The unchurched and non-religious still pray

The unchurched and non-religious still pray March 20, 2015

Church attendance and other marks of religious observance are in decline, but a new study has found that people–including the non-religious–are still praying.  In fact, 57% of Americans say they pray every day, and 75% pray once a week or more.  This would seem to indicate a shift away from corporate religion to privatized religion.  See details after the jump.

Question:  From a Christian perspective, is the persistence of prayer, even as church attendance declines, a good thing, in the sense of better than nothing, or a sign of spiritual sensibility despite it all?  Or, as Joe Carter argues, is it a bad thing?

From Americans continue to pray even as religious practices wither, survey finds – The Washington Post:

A record-low share of Americans attend church regularly, affiliate with a religious faith and see themselves as religious, according to a major survey released this week. . . .

Fully 57 percent of respondents said they pray at least once a day, little different from 54 percent in 1983, when the question was first asked on the survey. Three-quarters of respondents said they pray at least once a week, while 1 in 4 pray less often or never. . . .

The stability of prayer contrasts sharply with erosion on other measures of religious commitment. Since 2006, the percentage of people describing themselves as “very” or “moderately” religious has declined eight percentage points, from 62 percent to 54 percent. The share affiliating with a particular faith has fallen from over 90 percent in the 1980s and 1990s to 79 percent in 2014. Just over 4 in 10 report attending worship services at least once a month, down roughly 10 points from three decades ago. All are record lows.

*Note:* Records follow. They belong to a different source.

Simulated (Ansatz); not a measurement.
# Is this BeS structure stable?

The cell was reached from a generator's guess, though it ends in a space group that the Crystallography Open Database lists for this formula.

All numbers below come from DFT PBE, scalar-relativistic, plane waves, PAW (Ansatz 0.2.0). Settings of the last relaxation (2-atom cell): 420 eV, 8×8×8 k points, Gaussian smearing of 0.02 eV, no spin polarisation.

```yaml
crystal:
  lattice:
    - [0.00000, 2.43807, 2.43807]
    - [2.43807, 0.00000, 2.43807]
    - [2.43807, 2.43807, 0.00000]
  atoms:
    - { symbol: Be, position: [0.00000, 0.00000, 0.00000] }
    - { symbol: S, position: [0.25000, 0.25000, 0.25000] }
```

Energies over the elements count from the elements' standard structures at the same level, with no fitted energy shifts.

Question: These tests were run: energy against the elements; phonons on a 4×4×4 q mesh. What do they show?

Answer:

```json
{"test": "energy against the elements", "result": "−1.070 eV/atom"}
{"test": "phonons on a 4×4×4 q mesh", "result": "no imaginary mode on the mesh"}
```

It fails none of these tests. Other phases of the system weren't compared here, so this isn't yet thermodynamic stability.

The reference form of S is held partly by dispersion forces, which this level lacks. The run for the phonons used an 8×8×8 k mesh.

The resilience of prayer reflects a broader shift in Americans’ understanding of religion, according to Christian Smith, a professor of sociology who leads the University of Notre Dame’s Center for the Study of Religion and Society.

“Religion is gradually becoming more personal, private, subjective in practice,” and “less public, institutional and shared,” Smith said. “People still believe religious things and practice religion ‘in their heads,’ as in prayer, but are less institutionally connected and engage in fewer public, institution-centered observations.”